Mexican Restaurant Bartender In Texas Receives 'Tip' To 'Build The (Expletive) Wall Now'

A customer who dined in a Mexican restaurant Sunday in West Texas didn't leave gratuity for their server, but rather suggested a "tip." After a plate of asado with two tortillas and one Mexican beer, the customer left the tip line blank under the $17.55 total amount and, instead, wrote a message.

"My tip is to build the (expletive) wall now!"

Hehsus Baeza, a bartender at Tkilaz Mexican Restaurant Bar and Grill in Midland, Texas, took a screenshot of the customer's receipt and posted it on his personal Facebook page with this message:

"How are you going to eat a plate of asado and drink a Dos XX and write this! #hypocrite."

When the local media reached out to him for comment, Baeza sent a direct message back stating, "I'm still taken aback by all this. I didn't expect this kind of reaction (from a customer)."

It didn't take long for Baeza's Facebook post to get 346 comments and 555 shares. The curse word used in the message was blacked out, as was the customer's signature on the receipt.

The Midland Reporter-Telegram said Baeza planned to ask his employer for advice on how to handle the matter.

Most servers work for tips, and it's not unusual for customers to forgo leaving one. However, there aren't always messages like Baeza received Sunday. The trend is seen more often now on social media.

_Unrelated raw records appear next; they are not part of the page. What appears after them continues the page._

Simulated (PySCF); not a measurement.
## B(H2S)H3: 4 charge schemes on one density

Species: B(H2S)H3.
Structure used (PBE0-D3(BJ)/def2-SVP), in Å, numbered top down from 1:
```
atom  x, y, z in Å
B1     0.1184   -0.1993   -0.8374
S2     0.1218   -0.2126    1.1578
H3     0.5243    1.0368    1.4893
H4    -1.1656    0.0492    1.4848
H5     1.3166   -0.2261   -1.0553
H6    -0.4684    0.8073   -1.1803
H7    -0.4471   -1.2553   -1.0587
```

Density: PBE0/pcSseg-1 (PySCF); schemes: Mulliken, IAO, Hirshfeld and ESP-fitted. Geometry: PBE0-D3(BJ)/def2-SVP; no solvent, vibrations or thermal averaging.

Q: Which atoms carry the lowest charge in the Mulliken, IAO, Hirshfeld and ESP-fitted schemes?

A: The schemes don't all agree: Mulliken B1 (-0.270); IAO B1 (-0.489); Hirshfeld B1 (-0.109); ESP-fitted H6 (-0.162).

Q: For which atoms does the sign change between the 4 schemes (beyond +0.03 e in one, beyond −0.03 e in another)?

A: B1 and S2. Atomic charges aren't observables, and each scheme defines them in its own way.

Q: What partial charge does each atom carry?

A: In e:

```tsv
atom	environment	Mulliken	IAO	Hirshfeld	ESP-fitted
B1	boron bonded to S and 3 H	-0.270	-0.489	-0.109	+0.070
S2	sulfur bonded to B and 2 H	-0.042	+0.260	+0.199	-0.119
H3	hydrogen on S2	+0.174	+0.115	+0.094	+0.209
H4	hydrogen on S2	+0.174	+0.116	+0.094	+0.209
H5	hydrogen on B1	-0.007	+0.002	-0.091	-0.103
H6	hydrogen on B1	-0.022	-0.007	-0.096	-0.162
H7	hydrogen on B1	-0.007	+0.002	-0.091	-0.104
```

In New Jersey last month, a waitress at Under the Moon Cafe in Bordentown received a message on the back of her receipt that read "Don't Tip Immigrants!!!"

Nine days ago at Charrito's Bar & Grill in Huntsville, Ala., a customer left a blatantly racist remark on a receipt. The message read "Brown c–ts … Trump will f–k you all."

It's not always as it appears, though. Last summer at the Saltgrass Steak House in Odessa, Texas, server Khalila Cavil reported that a customer wrote "we don't tip terrorists" on their $108 check. Cavil posted his misery to Facebook, only to get busted for writing the note himself. He later told the Odessa American of his made-up hoax: "I don't have an explanation. I made a mistake. There is no excuse for what I did."

A border wall along the U.S.-Mexico border has become one of the most-talked-about topics in politics, especially in Texas, which shares more border with Mexico than any other state.

Midland is a little more than 200 miles — or three and a half driving hours — to the nearest Texas city (Langtry) along the Mexican border.